As time moves forward, a rapidly growing population, limited arable land, and on-going dependence on the Nile River, all continue to overtax resources for the country.
The Egyptian government still struggles through economic reforms in the 21st century, and the pressing need for massive investment in communications and infrastructure.
The Egyptian Movement for Change (Kefaya) was launched in 2003 as an opposition towards the Mubarak regime, and an effort to create democratic reforms and greater civil liberties.
A revolution and widespread protests sparked on January 25, 2011, this time with an objective to remove Mubrak from power. Continuous mass demonstrations and civil resistance began to weaken Mubarak's government, and on February 11, 2011, Mubarak resigned and fled the country.
Egypt held a parliamentary election on November 28, 2011, its first since the previous regime had been in power. Initially, the turnout was high, and no violence was reported; however, tensions began to mount as the election moved through several phases to determine the winner.

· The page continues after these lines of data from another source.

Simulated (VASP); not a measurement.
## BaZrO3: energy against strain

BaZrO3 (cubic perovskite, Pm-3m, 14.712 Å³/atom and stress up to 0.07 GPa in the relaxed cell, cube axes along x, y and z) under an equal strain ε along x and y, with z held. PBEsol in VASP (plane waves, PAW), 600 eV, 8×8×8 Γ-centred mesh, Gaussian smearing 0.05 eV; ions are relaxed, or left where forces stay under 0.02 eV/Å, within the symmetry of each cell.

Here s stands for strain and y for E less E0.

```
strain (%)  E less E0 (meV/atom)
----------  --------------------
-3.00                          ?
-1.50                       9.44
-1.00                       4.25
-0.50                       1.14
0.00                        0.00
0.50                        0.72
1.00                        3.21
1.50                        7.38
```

The Supreme Court of Egypt ruled the election unconstitutional on June 14, 2012, fueling protesters who gathered outside the court building.
On June 30, 2012, Mohammed Mursi was sworn in as Egypt's new president. Initially declining to speak publicly on the issue of a re-institution of the parliament, Mursi indicated that he would begin to actively search for ways to restore the parliament, as well as releasing all non-criminal political detainees.
A new 35 member cabinet, including 28 newcomers, was announced on August 2, 2012 by Prime Minister Hisham Qandil. Three days later an Egyptian military base in the Sinai Peninsula was ambushed by armed soldiers, with no known group laying claim to the attack in its aftermath.
In response to the Egyptian-Israeli border attack, aerial strikes on militants were launched by Egyptian forces against masked gunmen at military checkpoints - which in part was a broader operation against Islamist militant organizations.
In late September, 2012, the lower house of Egypt's parliament was dissolved, and by early October President Morsi kept with his promise of releasing prisoners who, "Committed [deeds] with the aim of supporting the revolution and bringing about its objectives."
As the days progress, Egypt continues to struggle through the revolution, and to this day its future is uncertain.
Regardless, Egypt remains one of the favorite destinations of archaeologists, historians and tourists from around the world.